There are actors who recite Shakespeare, and there are actors who make Shakespeare come alive.
Many of those in Writer’s Theater’s production of “Hamlet” make the words fly through the centuries and come out vibrant and compelling in 2012. It’s a strong classical, ensemble production that, in director Michael Halberstam’s hands, has a sense of immediacy.
For the newcomer to Shakespeare, the production makes the Bard’s words accessible, but Shakespeare lovers will also delight in its richness and nuance—and costumes, for that matter. Costume designer David Hyman has draped the royals in furs and silks and smart brass buttons and epaulets, providing visual candy that contrasts with scenic designer Collette Pollard’s simple, but effective, set. It consists mainly of a castle wall with a dark smoke mark that suggests the ghost’s lingering presence as the action unfolds.

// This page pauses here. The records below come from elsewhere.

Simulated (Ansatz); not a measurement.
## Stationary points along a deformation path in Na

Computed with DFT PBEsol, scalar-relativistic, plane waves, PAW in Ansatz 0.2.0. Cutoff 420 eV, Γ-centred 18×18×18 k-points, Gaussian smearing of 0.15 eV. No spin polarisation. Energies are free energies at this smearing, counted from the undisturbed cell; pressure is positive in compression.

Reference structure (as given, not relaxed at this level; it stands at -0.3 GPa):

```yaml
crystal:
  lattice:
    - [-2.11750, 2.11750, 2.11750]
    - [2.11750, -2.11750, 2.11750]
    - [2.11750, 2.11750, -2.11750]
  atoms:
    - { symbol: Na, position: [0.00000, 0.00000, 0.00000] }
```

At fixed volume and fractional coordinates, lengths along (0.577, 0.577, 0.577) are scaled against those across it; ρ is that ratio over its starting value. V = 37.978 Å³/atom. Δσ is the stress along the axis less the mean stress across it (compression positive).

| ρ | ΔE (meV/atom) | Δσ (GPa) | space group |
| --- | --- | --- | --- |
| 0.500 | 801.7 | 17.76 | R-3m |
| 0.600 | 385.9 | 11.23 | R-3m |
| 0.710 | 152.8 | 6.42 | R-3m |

The electricity in this production, though, is sparked by Scott Parkinson’s performance as the tortured Danish prince. He roots Hamlet in the present moment, and brings vividness to the character’s lines and soliloquies, so familiar to anyone raised speaking the English language.
Parkinson puts himself out there, takes risks and seems to invent Hamlet every moment as the play goes along. He so transcends the antique language with expression and movement that it matters not we don’t speak Elizabethan English. We get it. It’s a riveting performance.
Not all of the cast takes risks to this degree, but the production as a whole is marked by good work and interplay.
Far from being a distant Gertrude, Shannon Cochran projects the queen’s compassionate love for her son. Liesel Matthews, who speaks each Shakespearian syllable melodically, conveys a sense of duty and grief as Ophelia, whose bright prospects are tragically dimmed. Larry Yando does satisfying work in turns as the powerful murdered king and the clever comic-relief gravedigger.
This was my first visit to Writer’s Theater, and the space lent itself beautifully to the production. It was large enough to accommodate all the action, including the sword fight, yet intimate enough that everyone in the audience could see and hear the actors easily.
Ticket information follows.
IF YOU GO
Where: Writer's Theatre, 325 Tudor Court in downtown Glencoe.
When: 7:30 p.m. most Tuesdays and Wednesdays, occasional 2 p.m. Wednesday shows, 8 p.m. Thursdays and Fridays, 4 and 8 p.m. Saturdays and 2 and 6 p.m. most Sundays, through Nov. 11.